Album Review Mazes - A Thousand Heys

Their love of lo-fi and the warmth associated with analogue recording shines through.

It’s refreshing to note that in amongst the deluge of nu-rave, electro-pop, and chillwave in recent years, there are still bands who believe the warmth and intimacy of the humble guitar cannot be replaced by synths, Pro Tools or GarageBand. Indeed, it seems the traditional line up of guitar, bass and drums is making something of a comeback in fashionable circles, if it ever really went away. Certain labels, such as One Little Indian and Fatcat Records, have been at the forefront of this DIY garage rock ethos, and their latest offering, four-piece Mazes, have dropped their debut after creating quite a stir towards the end of last year.

If you’ve already gotten into them, you might be disappointed to learn that there is nothing here that packs the visceral punch of ‘Painting Of Tupac Shakur’, and they seem to have abandoned any pretence to thrash punk. That’s not to say they can’t still do frenzied or powerful – ‘Till I’m Dead’ has a dark, menacing opening before a quick change of pace, while ‘Wait Anyway’ recalls L7’s ‘Shitlist’ and would be my track of choice for driving at 100mph along a deserted Californian highway – but there is a pop sensibility at the heart of the album, and it’s something they wear well. The jangly intro of ‘Bowie Knives’ is an instant pop gem, as are the treble heavy guitars of ‘Cenetaph’. Even the minute-long ‘Vampire Jive’ is more reminiscent of the British Invasion than a group of DIY noiseniks.

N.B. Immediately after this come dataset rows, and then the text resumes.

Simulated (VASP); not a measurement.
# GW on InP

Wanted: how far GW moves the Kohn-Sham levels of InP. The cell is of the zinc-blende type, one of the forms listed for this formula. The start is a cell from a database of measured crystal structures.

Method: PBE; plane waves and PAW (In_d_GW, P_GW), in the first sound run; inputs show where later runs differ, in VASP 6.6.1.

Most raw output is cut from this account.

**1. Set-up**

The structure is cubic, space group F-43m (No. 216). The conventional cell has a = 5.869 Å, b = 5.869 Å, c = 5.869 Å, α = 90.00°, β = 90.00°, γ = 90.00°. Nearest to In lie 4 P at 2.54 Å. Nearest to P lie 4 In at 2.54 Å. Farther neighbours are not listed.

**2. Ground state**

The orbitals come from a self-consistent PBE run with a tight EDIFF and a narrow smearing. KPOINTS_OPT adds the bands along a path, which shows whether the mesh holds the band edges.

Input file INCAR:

If there is a criticism to be made, it’s that perhaps their influences are a little too obvious; they clearly have excellent taste, but you can sense the ghosts of The Buzzcocks, Television, The Kinks, and even early REM hovering in the background. However, that they’ve managed to put their own stamp on the garage rock sound is quite a feat for such a young band, and at no point do you get the feeling they are guilty of copy and paste. Their love of lo-fi and the warmth associated with analogue recording shines through, no doubt thanks to producer Ben Phillips, and I’m sure in time their own voice will only get stronger. In the meantime, this is a pretty damn good start.